Only two weeks ago, a shooting incident occurred at the Tree of Life Synagogue in Pittsburgh, Pennsylvania with 11 causalities and 16 injured. This was the most targeted terror attack against  Jews on American soils since the establishment of America and it  attracted the attention of the world Jewry. In the process of laying the blame, many left-wing American Jew pointed a finger at Trump, and the strange fact is that Trump election victory was on Nov, 9, 2016 which gave rise to conspiracy theories. 

The Chinese media covers this as an international issue. Regrettably, the same media had ignored the background cause of this issue and treated it as a tragedy of gun control in America. In reality, this incident had exposed the deep divide and fierce debates among the Jews in American under the Trump Administration, and it influenced the attitude of the Jews in the November 6, 2018 elections. At the 80th year commemoration of  “the Night of Violence” [Night of the Broken Glass- tr.], we will spotlight its migration from Europe to across the ocean directly to the anti-semitism in times of refugees. 

Was it a the plan of madman under the lax 
of guns culture? 

Many Chinese language media translated the place of the incident as “Jewish Study Hall”, actually it should be translated as  “Jewish Assembly Hall” [Synagogue]. Jewish synagogue is not only a place for traditional Jewish rituals [prayers], but also a place to celebrate the holidays and life events [ceremonies]. [The incident] occurred on Saturday, Jewish day of rest, October 27, 2018 about 9:50 AM when three ceremonies took place at the same time. It was Saturday, during the morning prayers when the synagogue was full of people and a circumcision ritual for a new born baby was performed. The excitement can only be imagined. 

On the day of the incident, a gunman drove for half an hour from his home to the Tree of Life synagogue in Pittsburgh -one of the places with the largest Jewish presence in the US with 26% of the population Jewish. Before he left, the gunman made a statement to a right extremist paper: “HIAS likes to bring invaders in that kill our people. I can’t sit by and watch my people get slaughtered. Screw your optics. I am going in.” Before this gunman started spaying the synagogue with bullets, he yelled at the assembled Jews :”All Jews must die!” He the police arrested him, he still yelled: “Jews committed ethnic murder against Americans.” 

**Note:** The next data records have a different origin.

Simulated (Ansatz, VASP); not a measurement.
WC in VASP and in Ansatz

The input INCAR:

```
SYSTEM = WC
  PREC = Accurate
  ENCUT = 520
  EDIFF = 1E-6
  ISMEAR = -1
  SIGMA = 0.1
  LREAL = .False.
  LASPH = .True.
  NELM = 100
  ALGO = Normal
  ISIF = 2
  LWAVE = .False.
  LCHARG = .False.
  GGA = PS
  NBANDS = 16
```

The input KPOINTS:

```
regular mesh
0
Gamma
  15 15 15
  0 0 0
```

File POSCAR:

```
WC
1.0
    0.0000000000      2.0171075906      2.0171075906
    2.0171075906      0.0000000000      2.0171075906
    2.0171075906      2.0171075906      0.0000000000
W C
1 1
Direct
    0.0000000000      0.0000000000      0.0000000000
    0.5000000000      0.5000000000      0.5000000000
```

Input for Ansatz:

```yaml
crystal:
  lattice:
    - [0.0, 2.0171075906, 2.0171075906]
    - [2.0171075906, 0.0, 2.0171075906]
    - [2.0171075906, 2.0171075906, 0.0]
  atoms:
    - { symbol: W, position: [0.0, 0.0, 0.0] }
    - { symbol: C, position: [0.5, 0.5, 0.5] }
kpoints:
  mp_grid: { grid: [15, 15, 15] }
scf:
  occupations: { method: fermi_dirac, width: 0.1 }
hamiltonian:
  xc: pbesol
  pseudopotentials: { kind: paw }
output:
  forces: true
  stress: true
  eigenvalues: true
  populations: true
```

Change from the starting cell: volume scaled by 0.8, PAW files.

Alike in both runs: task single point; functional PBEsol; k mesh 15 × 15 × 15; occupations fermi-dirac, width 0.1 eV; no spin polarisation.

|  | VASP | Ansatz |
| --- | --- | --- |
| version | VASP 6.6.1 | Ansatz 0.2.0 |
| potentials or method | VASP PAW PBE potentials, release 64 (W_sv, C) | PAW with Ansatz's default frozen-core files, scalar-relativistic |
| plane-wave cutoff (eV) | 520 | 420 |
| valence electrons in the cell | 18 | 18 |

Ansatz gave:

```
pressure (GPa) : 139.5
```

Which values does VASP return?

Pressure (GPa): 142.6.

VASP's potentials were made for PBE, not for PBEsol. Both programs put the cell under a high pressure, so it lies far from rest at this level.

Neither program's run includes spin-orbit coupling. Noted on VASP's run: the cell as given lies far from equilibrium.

In other words, this was not a simple “madman just picking up a gun and spraying bullets” but a carefully planned attack of a hatred filled madman with the intent of causing serious harm and damage to the target with his tools.  He planned the half hour drive, the exact time of the hit, calmly entered the place where those he hated had been congregating and committed this heinous crime. That is anti-semitic crime. 

Anti-Semitism at the Times of Refugees

Basically, this terrorist had stated in a far right-wing media that: “The Jewish Hebrew Immigrant Aid Society [HIAS] helped the refugees to enter America, harm America so all Jews must die” .

Why did the HIAS  get on the nerves of this gunman? HIAS was founded in 1881 to assist immigration and refugees. Since its inception 137 years ago it succeeded in helping over 5 million displaced households. Initially, this non-profit enterprising organization helped East Europeans to start a new life in the US. But their assistance was not limited to Jews only. As early as 1882, when the Chinese Exclusion Act of 1882 was enacted  [restricting Chinese immigration to the US, 1882-1943- tr], HIAS helped the overseas Chinese to bring their case to the Supreme Court to uphold the law for Chinese immigrants. During WWII the organization helped and offered economic assistance to the European Jews to flee to Shanghai. Before the Pearl Harbor incident [1941], HIAS helped the Shanghai Jewish refugees to stay in touch with their relatives overseas and facilitated them to get economic assistance from the outside and to seek asylum in Shanghai. In the 1970’s HIAS was the only organization that helped Jewish immigrants to resettle in the US, and the Defense Department authorized HIAS to help resettle over 3,600 South Vietnamese refugees. 

It is worth noting, that the organization helped not only Jews but also held out a helping hand to people from different countries and backgrounds, [different] religion, tribes and refugees. Recently the organization helped Moslems refugees to enter America, and this behavior angered the gunman. After the terror attack, the media in the US had joined in solidarity with HIAS and  proposed to offer support and condemn the terrorists.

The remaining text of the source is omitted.